The formula is simple: displayed = round(potential × access)

So a player with potential 62 and access 0.42 displays as 26. That displayed grade goes into the box score. The engine plays the displayed grade. Four college years later, if their potential has grown to 79 but their access is still 0.42, they display as 33. They still look like a fringe contributor despite their ceiling being 79.

The key move is that access is static. A hidden gem with low access stays hidden their entire college career. Only on pro signing does the lens drop and you see what they actually are.

This solves the first problem. A dominant player in the recruiting class displays as 55 because they have high access to their actual ceiling. They look elite because they are accessing most of their potential right now. Their peers with lower access and higher ceilings look mediocre. On draft day, everyone loves the 55 kid. When he signs and plays at 55 in the pro engine, he's just a solid contributor. His peers who finally access their full potential become the stars.

The Development Model: Interest Rates

This is where the "talent change randomness" problem gets solved. Each player draws an interest_rate_percent value one time at generation. This rate is static for their entire college career. It drives yearly potential growth via this formula:

raw_gain = (interest_rate / 100) × P_current
cap_base = C_MAX × (1 - (P - P_MIN) / (P_MAX - P_MIN))
cap_effective = int(cap_base × tier_multiplier)
gain = min(raw_gain, cap_effective)
P_new = P + gain

The cap formula does the work. Lower-potential players have larger yearly caps. Someone at potential 30 can gain up to 20 points. Someone at potential 70 gains only 4. This creates natural ceiling pressure while letting players climb.
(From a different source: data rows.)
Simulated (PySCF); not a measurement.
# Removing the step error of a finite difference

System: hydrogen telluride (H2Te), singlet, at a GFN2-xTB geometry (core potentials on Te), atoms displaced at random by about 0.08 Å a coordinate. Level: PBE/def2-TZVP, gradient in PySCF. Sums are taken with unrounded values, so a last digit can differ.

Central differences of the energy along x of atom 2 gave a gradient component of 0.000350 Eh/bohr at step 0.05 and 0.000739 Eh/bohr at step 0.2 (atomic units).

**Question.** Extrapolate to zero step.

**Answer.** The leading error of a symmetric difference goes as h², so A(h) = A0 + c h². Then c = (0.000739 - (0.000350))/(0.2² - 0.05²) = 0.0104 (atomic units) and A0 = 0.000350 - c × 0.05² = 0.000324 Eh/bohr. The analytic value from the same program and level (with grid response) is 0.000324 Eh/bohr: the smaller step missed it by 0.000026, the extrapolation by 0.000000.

The tier multiplier, based on the interest rate, amplifies this pattern across three tiers:

┌──────────────────────┬──────────────────────┬────────────┬───────────────┐
│ Interest Rate Range  │ Tier                 │ Multiplier │ Distribution  │
├──────────────────────┼──────────────────────┼────────────┼───────────────┤
│ 0-100%               │ 1 (ordinary          │ 1.0×       │ 75% of class  │
│                      │ developer)           │            │               │
├──────────────────────┼──────────────────────┼────────────┼───────────────┤
│ 101-200%             │ 2 (late bloomer)     │ 1.3×       │ 20% of class  │
├──────────────────────┼──────────────────────┼────────────┼───────────────┤
│ 201-320%             │ 3 (super-bloomer)    │ 1.6×       │ 5% of class   │
└──────────────────────┴──────────────────────┴────────────┴───────────────┘

Two players with the same starting potential but different interest rates trace completely different paths:

┌────────────┬──────────────────────┬────────┬────────┬────────┬────────┐
│ Starting P │ Interest Rate        │ Year 1 │ Year 2 │ Year 3 │ Year 4 │
├────────────┼──────────────────────┼────────┼────────┼────────┼────────┤
│ 30         │ 214% (super-bloomer) │ 30     │ 50     │ 62     │ 70     │
├────────────┼──────────────────────┼────────┼────────┼────────┼────────┤
│ 30         │ 80% (ordinary)       │ 30     │ 32     │ 34     │ 36     │
├────────────┼──────────────────────┼────────┼────────┼────────┼────────┤
│ 60         │ 80% (ordinary)       │ 60     │ 65     │ 69     │ 73     │
└────────────┴──────────────────────┴────────┴────────┴────────┴────────┘

Both kids are always improving. Both follow a deterministic path. The variation comes from their inherent development rate, assigned at generation.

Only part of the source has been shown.